So using small sensors and mostly on like drones. But yeah, with the idea of being able to use it on spacecraft. So yeah, that’s actually super exciting. And it’s not something I’ve really talked too much about on the pod or my blog. Cause it’s, I dunno it’s I guess pretty niche.
But yeah, one thing that I have always thought about doing is, yeah, coming back and studying a PhD.
Corwin: Yeah, definitely! You won’t have to worry about funding as much, I guess since you’re a financial independent, which would be nice. So you’ll probably be able to get there a little bit more easily if you can self-fund yourself.
Captain Fi: Yeah. But I mean, we’ve got a small space industry here in Australia. It really focuses more on commercial management of contracts I guess, well you say airspace management, maybe that would be orbital management and frequency allocation. There’s not as much of an indigenous space industry, like in the [00:22:00] US, where you obviously have the space race and now they’re like sending manned missions to the moon soon.
Oh my God. That’s incredible, right?
Corwin: Yeah. Well, maybe you’ll have to come to the States for a few years and get your PhD. How about that?
Captain Fi: Oh that’d be the dream, but gosh, the cynic inside of me just Always says oh, this research is really just about designing weapons at the end of the day. But oh, I’m sure there’s some pretty awesome innovations that have come out of the space race. Didn’t we get like Teflon and Tupperware and stuff out of the space race? So, yeah.

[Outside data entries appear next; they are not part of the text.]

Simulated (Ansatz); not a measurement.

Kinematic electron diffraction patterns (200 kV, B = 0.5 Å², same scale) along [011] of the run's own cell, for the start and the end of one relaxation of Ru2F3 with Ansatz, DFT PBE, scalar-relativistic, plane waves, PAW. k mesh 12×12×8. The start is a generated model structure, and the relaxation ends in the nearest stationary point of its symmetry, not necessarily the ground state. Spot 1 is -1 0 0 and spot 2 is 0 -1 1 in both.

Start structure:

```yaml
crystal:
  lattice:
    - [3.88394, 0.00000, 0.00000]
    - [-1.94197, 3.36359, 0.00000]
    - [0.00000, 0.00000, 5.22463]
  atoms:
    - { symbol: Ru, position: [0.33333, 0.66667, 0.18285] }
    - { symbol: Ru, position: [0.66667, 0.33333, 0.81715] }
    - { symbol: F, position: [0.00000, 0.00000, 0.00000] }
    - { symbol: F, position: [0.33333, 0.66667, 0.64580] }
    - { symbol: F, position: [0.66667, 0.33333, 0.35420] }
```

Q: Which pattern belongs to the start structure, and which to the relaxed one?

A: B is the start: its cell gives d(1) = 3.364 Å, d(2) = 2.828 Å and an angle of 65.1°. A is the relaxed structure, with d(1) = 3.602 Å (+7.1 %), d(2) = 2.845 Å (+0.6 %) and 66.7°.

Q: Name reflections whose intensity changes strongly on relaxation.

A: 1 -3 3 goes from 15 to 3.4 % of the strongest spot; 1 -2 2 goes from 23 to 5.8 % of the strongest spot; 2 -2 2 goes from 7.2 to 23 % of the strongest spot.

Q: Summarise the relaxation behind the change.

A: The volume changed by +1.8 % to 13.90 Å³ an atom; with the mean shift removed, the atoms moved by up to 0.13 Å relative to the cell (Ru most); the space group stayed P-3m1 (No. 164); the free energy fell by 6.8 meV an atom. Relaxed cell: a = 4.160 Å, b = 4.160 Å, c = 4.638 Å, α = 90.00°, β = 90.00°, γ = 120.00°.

Corwin: A lot of people would argue modern computing came from the space race, the miniaturizing computers. And even things that no one’s ever heard of that are vital to so many things we do today. Things like the Kalman filter. I’m not sure if you’ve ever heard of that, but it’s a computational technique that allows you to take noisy measurements from sensors and estimate your state, your position and velocity and things like that.
So yeah it’s pretty amazing what the Apollo program alone gave us.
Captain Fi: Sorry, I’m just getting [00:23:00] like PTSD flashbacks when you bring up Kalman filters. It was a huge part of the space engineering and a lot of the professors and stuff were just like, oh yeah you guys know this from your bachelor’s, and we’ll just get you to build them and use them to process these signals and stuff.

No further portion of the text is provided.